But Final Fantasy XV’s world would be nothing, if it didn’t execute on its premise. Thankfully, it does. Prince Noctic’s four best friends Gladiolus, Ignis and Prompto are each a delight to be around. Gladiolus is the muscle of the group, wielding heavy swords to protect his friends. He’s not just reduced to the ‘powerful but dumb’ stereotype either; Gladiolus has a brain on his shoulders and acts as the big brother of the group. Ignis is equipped with daggers and he makes the best-looking video game food, by far. He’s smart, mature and responsible but he’s never a buzzkill. Finally, there’s Prompto who supports the group from afar with his guns. He’s childish and playful but never in an overbearing way.
The most impressive thing about all three of them is how developed they feel despite fitting into archetypes. Prompto’s backstory is surprisingly deep and sombre, especially for such an optimistic exterior. Gladiolus’ obsession with cup noodles is as unexpected as it is weirdly hilarious. They all have big and small parts of their character that naturally reveal themselves the longer you play and their relationships feel organic. Also, their banter and small talk makes the long car drives one of the best things about this RPG.
4- Atreus (God of War)
It’s been said a million times before, but the God of War series was really in dire need of a shake up before the 2018 entry came around. Kratos had never been a compelling protagonist and the series’ formula was getting tired. So how did the 2018 game remedy this situation? Well, just give Kratos a boy.

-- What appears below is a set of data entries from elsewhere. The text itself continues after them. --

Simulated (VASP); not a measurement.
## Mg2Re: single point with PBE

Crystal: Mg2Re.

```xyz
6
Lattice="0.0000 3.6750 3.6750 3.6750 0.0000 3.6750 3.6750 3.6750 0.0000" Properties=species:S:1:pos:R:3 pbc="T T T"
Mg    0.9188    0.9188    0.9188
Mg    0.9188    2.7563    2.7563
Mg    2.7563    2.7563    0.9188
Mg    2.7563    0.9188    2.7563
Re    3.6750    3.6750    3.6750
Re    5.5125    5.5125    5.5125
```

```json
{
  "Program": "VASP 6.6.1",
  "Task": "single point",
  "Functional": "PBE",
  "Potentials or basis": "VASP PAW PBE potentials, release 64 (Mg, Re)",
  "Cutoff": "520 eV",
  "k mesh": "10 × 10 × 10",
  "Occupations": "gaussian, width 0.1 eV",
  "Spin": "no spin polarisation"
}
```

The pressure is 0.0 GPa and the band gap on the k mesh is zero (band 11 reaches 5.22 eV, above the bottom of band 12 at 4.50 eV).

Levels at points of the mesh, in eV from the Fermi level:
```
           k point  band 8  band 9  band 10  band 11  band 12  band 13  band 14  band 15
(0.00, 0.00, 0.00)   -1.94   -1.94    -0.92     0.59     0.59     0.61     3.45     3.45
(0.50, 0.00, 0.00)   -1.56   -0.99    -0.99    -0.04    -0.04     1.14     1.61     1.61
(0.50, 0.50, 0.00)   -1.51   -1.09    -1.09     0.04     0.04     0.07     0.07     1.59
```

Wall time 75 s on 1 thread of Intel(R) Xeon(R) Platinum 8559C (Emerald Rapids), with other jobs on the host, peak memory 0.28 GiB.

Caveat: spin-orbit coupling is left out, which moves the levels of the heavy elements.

Kratos’ son, Atreus, is a wonderful addition to the franchise for so many reasons. Firstly, he makes the adventure feel so much less lonely. Every part of the Norse world Kratos explores in 2018 is commented on by Atreus. Their interactions range from hilarious, to informative and occasionally touching. Secondly, Atreus just makes Kratos a better character. The vengeful, one-note machine that Kratos use to be, just isn’t a compelling avatar for players to journey with. However, giving Kratos a son that he struggles to connect with, lays the groundwork for a plethora of dramatic moments. Finally, Atreus is welcome addition to the combat, with his array of flashy spells and arrows.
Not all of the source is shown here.